It's Open week and that means plenty of frazzled discussion about the state of the golf course, the winning score, and whether or not the world's best will rip the layout to pieces.
This being the home of golf those latter fears are further exaggerated because with every visit to St Andrews the players are fitter, the equipment better, and the ball flies further.
The collective golf world therefore fears the worst for the Old Course, like the family of a youngster selected for the wrong race on sports day: is it all going to come horribly unstuck for our loved one, lapped and forlorn at the end of competition?
Rory McIlroy, as he always tends to be, was a voice of calm reason when he spoke to the media. He is also a frequently fine judge of a golf course so his thoughts deserve close consideration.
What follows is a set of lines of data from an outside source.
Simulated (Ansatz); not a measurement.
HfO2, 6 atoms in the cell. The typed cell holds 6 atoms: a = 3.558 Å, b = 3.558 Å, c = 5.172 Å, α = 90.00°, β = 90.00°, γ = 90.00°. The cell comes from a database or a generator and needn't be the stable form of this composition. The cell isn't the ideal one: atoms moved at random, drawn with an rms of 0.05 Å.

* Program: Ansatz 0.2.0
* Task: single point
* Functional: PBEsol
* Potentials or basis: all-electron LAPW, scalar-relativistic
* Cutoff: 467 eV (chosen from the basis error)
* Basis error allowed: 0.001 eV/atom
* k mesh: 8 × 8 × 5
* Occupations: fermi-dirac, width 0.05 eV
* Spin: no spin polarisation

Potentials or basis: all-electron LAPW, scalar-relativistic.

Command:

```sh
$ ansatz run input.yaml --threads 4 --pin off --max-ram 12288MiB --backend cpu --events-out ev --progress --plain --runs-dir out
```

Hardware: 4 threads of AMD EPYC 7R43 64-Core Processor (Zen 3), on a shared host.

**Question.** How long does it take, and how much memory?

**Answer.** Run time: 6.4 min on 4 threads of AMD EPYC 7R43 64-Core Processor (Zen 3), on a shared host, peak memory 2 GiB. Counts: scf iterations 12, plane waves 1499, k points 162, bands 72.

"Everyone's seen how firm and fast the fairways are," he started. "The green have a very firm first bounce, but they're receptive if you hit a well-enough-struck iron shot."
He added an excellent distinction between the Dunhill Links in autumn and an Open in summer: "At the Dunhill it's hit driver everywhere, get it as close to the greens as you can. The pin positions this week are very different. So, laying back, giving yourself full shots into some of these greens, playing the angles a little bit more, I think that's going to be really important this week.
"You can bomb it around here and get it close to the greens, but that doesn't necessarily mean you're going to make birdies from those positions."
Winning score? "Into the teens, but I can't see something in the 20-under-par range. With the way it's playing and how firm and fast it is, it's just going to get super tricky by the end of the week."
It seems that links savvy will matter this week so rather than focus on big-hitters who might make the Old Course tremble the combinations will focus on golfers who understand this form of the game.
Here are six golfers and a trio of ways to play them.
At first glance you might think I've turned on my conclusions and picked a big-hitter. Well, clearly Big Tony Finau does fit that description but he's also an accomplished performer on the linksland.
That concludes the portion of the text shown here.